Caching Retriever Results

RetrieverCache saves the retrieved results based on the fields of each row. When the same row is encountered again, the value is read from the cache, avoiding retrieving again.

Example use case: I want to test several different re-ranking models over the same initial set of documents, and I want to save time by not re-running the queries each time.

You use a RetrieverCache in place of the retriever in a pipeline. It holds a reference to the retriever so that it can retrieve results for queries that are missing from the cache.

Warning

Important Caveats:

  • RetrieverCache saves scores based on all the input columns by default. Changes in any of the values will result in a cache miss, even if the column does not affect the retriever’s output. You can specify a subset of columns using the on parameter.
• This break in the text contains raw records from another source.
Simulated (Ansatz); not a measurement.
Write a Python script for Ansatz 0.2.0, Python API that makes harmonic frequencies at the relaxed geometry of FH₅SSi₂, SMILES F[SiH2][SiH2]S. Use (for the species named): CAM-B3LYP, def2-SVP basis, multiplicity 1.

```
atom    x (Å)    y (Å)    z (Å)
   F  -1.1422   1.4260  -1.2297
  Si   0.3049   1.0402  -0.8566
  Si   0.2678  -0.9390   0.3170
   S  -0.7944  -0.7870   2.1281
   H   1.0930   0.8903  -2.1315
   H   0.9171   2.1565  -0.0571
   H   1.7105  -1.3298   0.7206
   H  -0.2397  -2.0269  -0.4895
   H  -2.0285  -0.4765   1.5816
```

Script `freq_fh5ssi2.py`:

  • DBM does not support concurrent reads/writes from multiple threads or processes. Keep only a single RetrieverCache pointing to a cache file location open at a time.

  • A RetrieverCache represents the cross between a retriever and a corpus. Do not try to use a single cache across multiple retrievers or corpora – you’ll get unexpected/invalid results.

Example:

import pyterrier as pt
from pyterrier_caching import RetrieverCache

# Setup
cached_retriever = RetrieverCache('path/to/cache', MyRetriever())
dataset = pt.get_dataset('some-dataset') # e.g., 'irds:msmarco-passage'

# Use the RetrieverCache cache object just as you would a retriever
cached_pipeline = cached_retriever >> MySecondStage()

cached_pipeline(dataset.get_topics())
# Will be faster when you run it a second time, since all values are cached
cached_pipeline(dataset.get_topics())

API Documentation

pyterrier_caching.RetrieverCache

alias of DbmRetrieverCache

class pyterrier_caching.DbmRetrieverCache(path, retriever=None, on=None, verbose=False)[source]

A RetrieverCache that stores retrieved results in dbm.dumb database files.

Parameters:
  • path – The path to the cache.

  • retriever – The retriever that is cached.

  • on – The column(s) to use as the key for the cache. If None, all columns will be used.

  • verbose – If True, print progress information.